EC2 Flashcards
EC2 and AZs relationship?
- Instances are associated with a single AZ. If that AZ fails your instance also would likely fail.
- You cannot connect resources in one AZ to an EC2 instance located in another AZ (storage, network etc)
EC2 instances - is stopping/starting same as re-starting?
No, it is not. If a instance is stopped/started it could move to another host within the same AZ (not that it matters to the app ultimately).
Categories of EC2 instances?
- General Purpose - diverse workloads, use this most of the times
- Compute optimized - latest high performance CPUs for scientific needs
- Memory optimized - large in memory datasets
- Accelerated Computing - advanced and niche requirements (FPGA etc)
- Storage optimized - large amounts of superfast local storage, massive IOPS (data warehousing, elastic search etc)
What are instance stores?
- Instance stores are block storage device which are local and not over the network
- connected to one ec2 instance on one ec2 host
- highest performance in aws
- attach only at launch time (unlike ebs)
- if instance moves from one host to another data on instance store is lost
When would you use EBS vs Instance Store?
- Highly availability and reliability of storage
- separate from EC2, persists separately
- Region resilient backups
- upto 64k ios and 1000Mib/s per volume
- upto 80k iops and 2375 MB/s per instance
When would you use instance stores?
- Value - included in the cost
- Performance: > 80k ops & 2375 MB/s
- Temp storage volumes
- stateless services (webservers, etc)
Elastic vs non-elastic Public IPs
If an instance is given a EIP it loses its non-EIP address
Exam Powerup
- Secondary ENI + MAC address = Licensing
- Diffferent Security Groups = multiple ENIs
- Primary ENI is allocated to an instance by default
- OS will never see the public IP address
- IPV4 Public IPs are Dynamic - Stop & Start = IP will Change
AMIs Exam Power up!
AMI are unique to a region. Same AMI would have different id in a different region.

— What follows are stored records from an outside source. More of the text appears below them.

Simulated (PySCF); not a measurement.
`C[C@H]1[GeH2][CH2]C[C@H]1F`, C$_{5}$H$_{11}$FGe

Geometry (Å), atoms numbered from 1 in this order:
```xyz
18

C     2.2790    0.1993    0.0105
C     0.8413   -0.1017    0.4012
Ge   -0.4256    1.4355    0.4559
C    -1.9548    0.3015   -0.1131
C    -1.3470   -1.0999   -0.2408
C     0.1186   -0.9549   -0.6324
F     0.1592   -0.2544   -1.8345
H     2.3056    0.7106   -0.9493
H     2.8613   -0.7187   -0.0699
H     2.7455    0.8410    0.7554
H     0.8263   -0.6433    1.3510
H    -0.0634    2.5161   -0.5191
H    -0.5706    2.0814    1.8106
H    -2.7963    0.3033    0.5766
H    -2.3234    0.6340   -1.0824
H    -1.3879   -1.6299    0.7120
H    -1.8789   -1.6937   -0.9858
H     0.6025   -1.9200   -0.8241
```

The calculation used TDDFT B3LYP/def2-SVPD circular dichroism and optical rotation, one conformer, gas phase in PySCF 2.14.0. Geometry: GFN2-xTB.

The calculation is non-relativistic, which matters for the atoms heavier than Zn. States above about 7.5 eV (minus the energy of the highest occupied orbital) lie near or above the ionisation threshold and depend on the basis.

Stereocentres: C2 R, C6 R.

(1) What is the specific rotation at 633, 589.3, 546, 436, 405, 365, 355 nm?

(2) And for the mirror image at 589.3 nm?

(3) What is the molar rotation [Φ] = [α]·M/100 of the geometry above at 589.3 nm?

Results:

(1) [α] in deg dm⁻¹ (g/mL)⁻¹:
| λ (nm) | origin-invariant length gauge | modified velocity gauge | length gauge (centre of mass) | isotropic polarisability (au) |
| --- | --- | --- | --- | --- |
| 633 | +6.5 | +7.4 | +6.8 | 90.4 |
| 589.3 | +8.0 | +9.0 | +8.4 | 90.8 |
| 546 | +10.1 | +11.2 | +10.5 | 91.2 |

- AMI Baking - taking a custom EC2 configured instance and baking it into an AMI
- AMI cannot be edited - launch it, configure it and bake a new AMI
- AMIs can be copied between regions
- Permissions - default = only your account
- Billed for capacity used by Snapshots
Billing model of EC2?
On-Demand - hourly rate, billed in seconds, for new or uncertain application requirements, short-term, spiky workloads, unpredictable workloads which cannot have any disruption
- Spot Pricing - cheapest, 90% off on-demand price, you can specify a max price you pay, if spot price goes above your max price the instance terminates, for apps that have flexible start/end times, apps should tolerate failure
- Reserved Instances - upto 75% off in return for a commitment 1 or 3 years, Reserverd in region or AZ, scheduled reservations
- Dedicated Hosts
Vertical Scaling
Vertical - resizing of instance, requires downtime/reboot, typically during outage windows, disruption, larger instances are \$\$$, works for all apps: no modifications required
Horizontal Scaling
Add more instances,
multiple running copies of your app running on smaller compute instances,
load balancer is required - between your servers and customers
Sessions are required for continuity of user experience - off host sessions
Explain ECS
- Elastic Cluster Service
- EC2 and Fargate
- Container Definitions define container location
- Task definitions encompass one or more Container Definitions and make up your “application” eg: database tier container, app tier container
- Task role is the way to assign an IAM role to a task so it can assume temp credentials to interact with AWS
- You create an ECS cluster and deploy tasks into that cluster
Whats an ECS Service defnition?
- A template of how many Tasks we want to deploy and how to scale them
- you can deploy a load balancer to distribute load across multiple copies of the same task
ECS Cluster modes
- EC2 Mode: Cluster of EC2 instances deployed across AZs in a VPC with container engines running in them, you manage them via the standard EC2 tooling available, you pay for them the moment they are instantiated, not a “serverless” solution so you need to size them according to your needs
- Fargate mode - no EC2 instances to manage, your images are deployed to a shared Fargate cluster, cluster is in your VPC/AZs, each task is injected into your VPC via ENIs, you can access the instances via these ENIs, only pay for containers for the resources they consume
What are Placement groups?
Grouping of EC2 instances for a certain purpose
- Cluster - pack instances close together, high level of performance, cannot span AZs, 10GBPs in SINGLE stream performance (exam!)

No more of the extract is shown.